Optimizing Failover Delay Sensitivity¶
Multicloud support enables cross-cluster automatic failover for applications, thereby ensuring the stability of applications deployed across multiple clusters. The delay sensitivity of failover is mainly influenced by the following two dimensions of metrics, which need to be configured in combination to achieve the desired delay sensitivity effect.

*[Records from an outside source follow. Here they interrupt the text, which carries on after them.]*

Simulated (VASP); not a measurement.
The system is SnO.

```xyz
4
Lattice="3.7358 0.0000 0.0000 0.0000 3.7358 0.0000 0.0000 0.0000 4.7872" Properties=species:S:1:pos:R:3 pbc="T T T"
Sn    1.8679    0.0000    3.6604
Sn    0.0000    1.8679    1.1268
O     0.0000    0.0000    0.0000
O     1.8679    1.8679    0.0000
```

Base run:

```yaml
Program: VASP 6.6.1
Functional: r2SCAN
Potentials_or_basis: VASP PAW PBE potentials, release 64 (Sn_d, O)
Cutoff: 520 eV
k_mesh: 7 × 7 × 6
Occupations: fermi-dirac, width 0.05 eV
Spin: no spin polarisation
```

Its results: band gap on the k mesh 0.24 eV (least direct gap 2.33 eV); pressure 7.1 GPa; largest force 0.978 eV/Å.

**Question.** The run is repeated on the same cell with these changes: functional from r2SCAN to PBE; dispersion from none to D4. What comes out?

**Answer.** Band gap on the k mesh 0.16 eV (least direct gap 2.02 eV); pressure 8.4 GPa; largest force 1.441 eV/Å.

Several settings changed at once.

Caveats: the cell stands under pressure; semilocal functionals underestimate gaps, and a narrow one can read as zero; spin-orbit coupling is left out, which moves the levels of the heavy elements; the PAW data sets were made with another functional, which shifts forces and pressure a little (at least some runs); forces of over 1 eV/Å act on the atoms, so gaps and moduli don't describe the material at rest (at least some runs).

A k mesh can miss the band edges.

- Cluster Dimension: Duration for marking a cluster as unhealthy, Cluster eviction tolerance duration
- Workload Dimension: Cluster taint tolerance duration
Introduction to Failover Features¶
After enabling failover in DCE 5.0 Multicloud Management, the following configuration options are provided:
Parameter | Description | Field Name | Default Value |
---|---|---|---|
ClusterMonitorPeriod | Interval for checking cluster status | Mark health check duration at startup | 60s |
ClusterMonitorGracePeriod | If the cluster health status is not obtained within this configured time during runtime, the cluster will be marked as unhealthy | The runtime marks the duration of an unhealthy check | 40s |
ClusterStartupGracePeriod | If the cluster health status is not obtained within this configured time at startup, the cluster will be marked as unhealthy | Graceful ejection timeout duration | 600s |
FailoverEvictionTimeout | After a cluster is marked as unhealthy, it will be tainted and enter eviction state if this duration is exceeded (cluster will be tainted with eviction) | Eviction tolerance time | 30s |
ClusterTaintEvictionRetryFrequency | Maximum waiting duration after entering the graceful eviction queue, after which immediate deletion will occur | Check Interval | 5s |
Timeline for Workload Eviction¶
A simple explanation of the diagram below: We stipulate that the cluster API is called every 10 seconds to record the health status of the cluster. When all four results are healthy, we consider the cluster to be healthy. At this point, if the TCP connection between DCE and the cluster API server is disconnected for 10-20 seconds and the cluster health status is not obtained, the cluster will be considered abnormal. If the cluster does not recover health within the specified time, it will be marked as unhealthy and tainted with NoSchedule. If it exceeds the specified eviction tolerance duration, it will be tainted with NoExecute and eventually evicted.
Optimization Configuration for Multicloud Instances¶
In a multicloud instance, you need to enter the advanced settings -> failover section. The following configurations can refer to the above diagram to fill in parameter information.
Configuration Optimization for Multicloud Workloads¶
The configuration optimization for multicloud workloads is mainly related to their propagation policy (PP). The proper cluster taint tolerance duration needs to be modified in the propagation policy.